Friday, August 10, 2007

Jackie...

I was going to blog today about how Big passed his driving test-which he did by the way.

Huzzah!

But I think not.

My heart and mind is, instead, lingering on an event that happened 22 years ago-June of 1985 to be exact.
http://www.news-leader.com/apps/pbcs.dll/article?AID=/20070810/NEWS01/708100447

Yesterday, August 9, 2007, this happened.
http://www.news-leader.com/apps/pbcs.dll/article?AID=/20070810/NEWS01/708100438

I was three years younger than Jackie. I remember in high school looking up to her in complete and utter awe. She was so beautiful and sophisticated in my eyes. She would practice softball in the god-awful August heat in a full face of make-up and still manage to look gorgeous.

I didn’t know her well, couldn’t call her Friend, but her abduction affected me and our little town in ways that are impossible to describe. You see, in our town 20 year old women don’t get raped, beat to death with a tire iron, and then dumped in the lake like garbage. Not here.

It was summertime, so we couldn’t talk in the halls at school or commiserate in the lunch room. Instead, we burned up the phone lines, met at the Dairy Queen, took carloads of friends on back roads drives just to talk and remember her and yeah-to cry. We didn’t have email or My Space. I don’t know if we had it would have mattered. We still would have come together physically in some way. A tragedy like that requires an intimacy that the internet can’t provide.
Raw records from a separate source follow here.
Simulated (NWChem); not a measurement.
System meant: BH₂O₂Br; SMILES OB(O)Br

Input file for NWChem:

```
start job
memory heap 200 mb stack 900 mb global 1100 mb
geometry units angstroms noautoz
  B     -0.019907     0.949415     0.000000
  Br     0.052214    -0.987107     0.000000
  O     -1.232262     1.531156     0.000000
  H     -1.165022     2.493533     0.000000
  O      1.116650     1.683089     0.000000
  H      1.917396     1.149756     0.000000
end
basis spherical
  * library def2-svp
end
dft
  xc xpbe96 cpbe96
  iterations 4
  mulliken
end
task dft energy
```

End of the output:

Last night, I came home to the 10 o’clock news and the report that the main suspect, after all these years, had been arrested. I was 16 again and seeing her Sr. picture splashed on the news brought it out of memory and back into present. This was good news wasn’t it? But, instead of smiling, I sat in a chair and cried. I still don’t know why. Why did seemingly good news cause me to be so inexplicably sad? Maybe it’s because I’m a woman, a wife, and a Mom. Jackie never got to be any of those things. She didn’t get to take her Big to the fire station and watch him strutting like a peacock after passing his driving test.

After 22 years she’s still a town daughter and until this generation passes, she’ll continue to be remembered, eulogized and grieved. Ultimately, Jackie may now even get justice. Late? Perhaps. But I think wherever she is, she knows..

And that gives me comfort.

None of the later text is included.